Facial recognition technology has made significant advancements, but it still faces limitations, especially in accurately recognizing minority groups. One of the main reasons is the non-uniform training data, which hinders fair representation.
At Syntric, we combat this bias by generating high-quality synthetic data, including typically underrepresented groups, and thereby balancing the training dataset. In this article, we explore how synthetic data can be used to reduce the ethnic bias present in a pre-existing algorithm. The positive results show how synthetic data can be a powerful tool for computer vision teams to create well-balanced solutions, that perform equally effectively for different demographics.
In our study, we used the advanced AdaFace model trained on a subsample of the MS1M dataset, consisting of 70,000 images across 2,800 identities, predominantly Caucasian. Performance assessment was carried out using the Racial Faces in-the-Wild (RFW) dataset, which is specifically designed to evaluate racial bias in face recognition, divided into four ethnic categories: Caucasian, Indian, Asian, and African. The model, reflecting the bias of the training data, registered a preference towards Caucasian faces with an accuracy of 79.8%, followed by 74.1% for Indians, 73.2% for Asians, and a mere 69.1% for African faces. The average accuracy across all races was a relatively modest 74.1%.
Identifying a scope for improvement, especially in the case of African ethnicity, we turned to Syntric's synthetic data platform. We generated 70,000 synthetic images representing 2,800 African identities and used these to train a fresh AdaFace model. Following the synthetic data training, we retrained the AdaFace model using the original MS1M sub-sample, and then tested it against the same RFW dataset.
The outcome was telling. Accuracy increased across all racial groups: 80.8% for Caucasian, 78.6% for Indian, 78.1% for Asian, and a significant boost to 74.2% for African identities. The average accuracy across all races improved to a more robust 77.9%.
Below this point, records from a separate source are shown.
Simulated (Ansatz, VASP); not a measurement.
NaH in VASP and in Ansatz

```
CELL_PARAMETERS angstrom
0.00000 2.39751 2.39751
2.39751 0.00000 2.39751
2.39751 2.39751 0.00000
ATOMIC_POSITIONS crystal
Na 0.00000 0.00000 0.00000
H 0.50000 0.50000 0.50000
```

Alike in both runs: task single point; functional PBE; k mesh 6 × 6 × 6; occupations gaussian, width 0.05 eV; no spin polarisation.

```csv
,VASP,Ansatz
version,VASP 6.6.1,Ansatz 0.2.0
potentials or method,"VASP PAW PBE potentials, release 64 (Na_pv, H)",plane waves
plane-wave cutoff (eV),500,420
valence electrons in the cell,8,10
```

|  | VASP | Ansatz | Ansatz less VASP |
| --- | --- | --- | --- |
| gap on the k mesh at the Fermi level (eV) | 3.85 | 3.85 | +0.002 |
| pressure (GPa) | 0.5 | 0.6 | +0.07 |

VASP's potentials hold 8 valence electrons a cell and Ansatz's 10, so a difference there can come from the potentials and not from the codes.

Our study validates that integrating synthetic data with real data elevates accuracy across diverse demographics and significantly reduces racial bias. Obtaining real data that corresponds to specific demographic characteristics can pose challenges due to availability and privacy issues. Synthetic data, however, resolves these privacy concerns, making it a promising solution for facial recognition and broader computer vision applications across multiple industries.